Martinez not only rigorously compares the exciting myths about Pythagoras with the sparse, and mostly contradictory, historical sources, he also explains why we have these myths and the purposes they serve. His book will be a natural first port of call for people who like to get this sort of thing right.
In this follow-up to his popular Science Secrets, Alberto A. Martínez discusses various popular myths from the history of mathematics: that Pythagoras proved the hypotenuse theorem, that Archimedes figured out how to test the purity of a gold crown while he was in a bathtub, that the Golden Ratio is in nature and ancient architecture, that the young Galois created group theory the night before the pistol duel that killed him, and more. Some stories are partly true, others are entirely false, but all show the power of invention in history. Pythagoras emerges as a symbol of the urge to conjecture and “fill in the gaps” of history. He has been credited with fundamental discoveries in mathematics and the sciences, yet there is nearly no evidence that he really contributed anything to such fields at all. This book asks: how does history change when we subtract the many small exaggerations and interpolations that writers have added for over two thousand years?
The Cult of Pythagoras is also about invention in a positive sense. Most people view mathematical breakthroughs as “discoveries” rather than invention or creativity, believing that mathematics describes a realm of eternal ideas. But mathematicians have disagreed about what is possible and impossible, about what counts as a proof, and even about the results of certain operations. Was there ever invention in the history of concepts such as zero, negative numbers, imaginary numbers, quaternions, infinity, and infinitesimals?

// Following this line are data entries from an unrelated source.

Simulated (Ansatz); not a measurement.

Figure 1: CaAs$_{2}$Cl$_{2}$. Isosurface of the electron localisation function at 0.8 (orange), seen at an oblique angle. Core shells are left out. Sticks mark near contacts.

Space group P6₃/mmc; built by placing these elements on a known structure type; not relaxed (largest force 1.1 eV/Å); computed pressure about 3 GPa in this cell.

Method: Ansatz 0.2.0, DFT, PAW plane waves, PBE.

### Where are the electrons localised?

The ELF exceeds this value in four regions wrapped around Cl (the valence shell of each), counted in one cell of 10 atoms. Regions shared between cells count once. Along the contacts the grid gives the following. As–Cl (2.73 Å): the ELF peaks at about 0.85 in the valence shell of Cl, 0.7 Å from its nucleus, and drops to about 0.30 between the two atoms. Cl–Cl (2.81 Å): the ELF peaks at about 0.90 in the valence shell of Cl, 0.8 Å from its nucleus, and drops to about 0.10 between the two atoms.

Martínez inspects a wealth of primary sources, in several languages, over a span of many centuries. By exploring disagreements and ambiguities in the history of the elements of mathematics, The Cult of Pythagoras dispels myths that obscure the actual origins of mathematical concepts. Martínez argues that an accurate history that analyzes myths reveals neglected aspects of mathematics that can encourage creativity in students and mathematicians.
Mathematics is the last subject one would expect to be infested with mythology, but even mathematicians can fall for myths, particularly those concerning the history of their subject. In this delightful expose, Alberto Martinez finally busts the many myths of math, and the results are both sobering and fascinating.
An engaging study.
Past praise for Alberto A. Martinez: "Combines the best qualities of popular science writing with the thorough documentation that one would expect from a professional historian. Highly recommended."
Martinez explains concepts like 'imaginary numbers' and 'velocity calculation' in a manner that makes them easy for even a non-math person to understand. . . . Discussions of complex mathematical concepts are where Martinez shines. . . . An unexpectedly engaging book on a subject often considered very dry. While the book will certainly be of interest to students and scholars of math, Martinez has situated the subject in broader themes of human nature in a way that will appeal to a much wider audience.
Serves to set the record straight for two potential audiences. First, for those of us who consider ourselves knowledgeable about the history of mathematics, this book aims to shake us out of our naivety by forcing us to reexamine how we know what we know and how we should distinguish fact from the fiction that so often substitutes for a proper history of mathematics. Second for those who are not familiar with the history of mathematics, this book provides a compilation of historical examples that portrays mathematical knowledge as fluid, controversial, and ever evolving.
Mathematics teachers and lecturers and graduate students in mathematics would benefit from reading this book, as that would help them become more aware of the issues, uncertainties, and challenges surrounding knowledge about the history of mathematics, which at the outset may appear unproblematic to some. Increased awareness can then lead to reflection on, and possible re-thinking of, pedagogical practices related to the role of history in mathematics teaching and learning.
An enjoyable read. Rather than simply discounting one-by-one the myths of many of us have heard, the author instead attempts to explain how each myth has taken such a long journey away from truth. Martinez describes this work as being 'about the evolution of myths in the history of mathematics.' But he has accomplished more than that. Not only does he determine HOW stories develop into myths, he also often succeeds in an attempt to explain WHY. At the very least, he encourages us to stop their spread, as 'hearsay and fictions contaminate education by masquerading as history.
Serves as an excellent companion volume to most standard works on the history of mathematics. Instructors would do well to recommend that their students read this work in parallel with the principal text in their history courses. As such, it should be included in all academic libraries.
Alberto A. Martínez is associate professor of history at the University of Texas at Austin. He is the author of Science Secrets: The Truth about Darwin’s Finches, Einstein’s Wife, and Other Myths; Kinematics: The Lost Origins of Einstein’s Relativity; and Negative Math: How Mathematical Rules Can Be Positively Bent.